One day while returning from her lessons at the house of a Christian tutor, horsemen turned and raced down the street at breakneck speed. Since there were no sidewalks, Agnes was forced to jump into a doorway, just escaping the hoofs of the horses.
Procopius, the pagan son of the Prefect, seeing her standing there, pulled his horse to a halt and followed Agnes home. Several days later he appeared at her home, laden with precious gifts and countless treasures, and asked for Agnes’ hand in marriage.
With Procopius, it was love at first sight, but Agnes’ attitude was entirely different. She resisted him and was very much disturbed by the passion he showed in his speech and actions. Finally the time came when she had to make her decision. It was either God and the eternal rewards of Heaven, or Procopius, who could only give her earthly pleasures and riches. She rejected Procopius and told him she had pledged her love to someone much fairer than he, and that she could never love him no matter how she tried.
The Prefect commanded his slaves to find this Man no matter what hardships they had to endure. After some time one of the slaves supplied sufficient proof that Agnes was a Christian. The Prefect was delighted to hear this and thought that he held her fate in the palm of his hand. She would either accept his son in marriage or die, a martyr for her faith.

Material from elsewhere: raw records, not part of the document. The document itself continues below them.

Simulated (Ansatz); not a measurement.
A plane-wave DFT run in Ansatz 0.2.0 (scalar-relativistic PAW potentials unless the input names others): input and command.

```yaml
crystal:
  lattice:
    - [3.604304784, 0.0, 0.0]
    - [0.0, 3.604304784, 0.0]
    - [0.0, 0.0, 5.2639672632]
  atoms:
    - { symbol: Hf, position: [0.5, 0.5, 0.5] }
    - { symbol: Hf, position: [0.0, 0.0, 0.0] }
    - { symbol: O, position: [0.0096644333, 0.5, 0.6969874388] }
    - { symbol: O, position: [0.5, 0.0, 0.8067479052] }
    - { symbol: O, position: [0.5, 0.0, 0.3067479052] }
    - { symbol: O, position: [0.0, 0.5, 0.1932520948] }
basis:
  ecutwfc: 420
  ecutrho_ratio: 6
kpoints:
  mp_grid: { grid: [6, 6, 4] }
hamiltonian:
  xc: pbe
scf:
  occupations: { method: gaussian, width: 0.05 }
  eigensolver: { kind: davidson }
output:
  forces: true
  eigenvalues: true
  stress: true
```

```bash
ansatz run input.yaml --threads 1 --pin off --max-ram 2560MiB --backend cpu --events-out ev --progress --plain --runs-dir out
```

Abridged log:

When taken before the Prefect and the other officials, much to their chagrin, Agnes readily proclaimed her Faith. She was condemned to be burned at the stake. They stripped her of her garments, but God and his angels protected her purity by slaying anyone who dare to gaze upon her with lust. The wood having been lit, the flames parted leaving Agnes untouched, and burning those who stood near. The Prefect, upon seeing this, ordered that Agnes be beheaded immediately. The executioner, after an encouraging word from Agnes, struck the blow severing her head from her body, and sending her soul to join her everlasting Bridegroom in Heaven.
In the stained glass windows the palm denotes her martyrdom, the lamb her purity. At her feet are flames referring to her sufferings, and a dove holding a ring with its beak. This has reference to her betrothal to her Lord, Jesus, and her refusal to marry the Prefect’s son.